Biography
Anja Novak studied art history at Leiden University and modern dance at Codarts University of Arts in Rotterdam. Since 1998 she has been working as a lecturer in the field of modern and contemporary art and theory at Leiden University, at the Royal Academy of Art in The Hague and at the University of Amsterdam. She received her Ph.D. from Leiden University in 2010 with a dissertation on the spectatorship associated with installation art (Space for experience. Installation art and spectatorship, Leiden University, 2010). She has published about installation art and the spectatorship engendered by it, about notions of place in contemporary art, about land art and about photography.

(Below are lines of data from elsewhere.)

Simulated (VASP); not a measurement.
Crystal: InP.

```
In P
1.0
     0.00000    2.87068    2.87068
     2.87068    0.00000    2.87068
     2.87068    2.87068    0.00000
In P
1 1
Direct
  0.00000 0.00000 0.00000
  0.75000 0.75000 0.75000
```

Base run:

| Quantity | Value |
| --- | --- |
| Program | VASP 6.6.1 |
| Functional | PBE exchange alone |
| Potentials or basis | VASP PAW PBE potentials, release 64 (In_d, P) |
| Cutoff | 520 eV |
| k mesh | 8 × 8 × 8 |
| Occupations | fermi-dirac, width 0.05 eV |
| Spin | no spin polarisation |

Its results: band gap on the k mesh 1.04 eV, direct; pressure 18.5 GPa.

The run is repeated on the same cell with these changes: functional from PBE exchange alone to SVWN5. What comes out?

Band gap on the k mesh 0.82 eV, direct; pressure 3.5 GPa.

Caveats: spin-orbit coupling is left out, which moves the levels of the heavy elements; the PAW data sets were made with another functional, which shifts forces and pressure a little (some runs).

My fields of interest are modern and contemporary art, art theory and aesthetics. In particular, I am interested in how contemporary art forms, such as installation art and performance, challenge traditional notions of art, aesthetics and spectatorship. Transgressing the borders of traditional artistic media and disciplines, these artistic practices invite art audiences to explore new ways of perceiving and thinking. Often, the ‘viewer’ is turned into an active participator, who ‘performs’ the work of art, rather than contemplating it from a detached point of view. An overall aim of my research is to construct theoretical frameworks that allow us to better understand the kind of interactions that these art works provoke.
More recently, I have taken an interest in notions of nature and interactions between human beings and the material world, which are articulated in modern and contemporary art. On the one hand, artistic representations of nature often challenge traditional dichotomies such as natural versus artificial, subject versus object, etc. They trigger us to perceive of and think about nature in different ways. On the other hand, some art works overtly play upon nostalgic and sentimental feelings and ideas about nature. Combining these various stances, contemporary art expresses the extremely complex, highly charged and often ambiguous character of mankind’s affiliation with nature. In my future research activities I intend to set up a dialogue between these artistic representations and recent theoretical conceptualizations of the material world. In addition, I am recently investigating notions of 'the primitive' in both modern and contemporary art.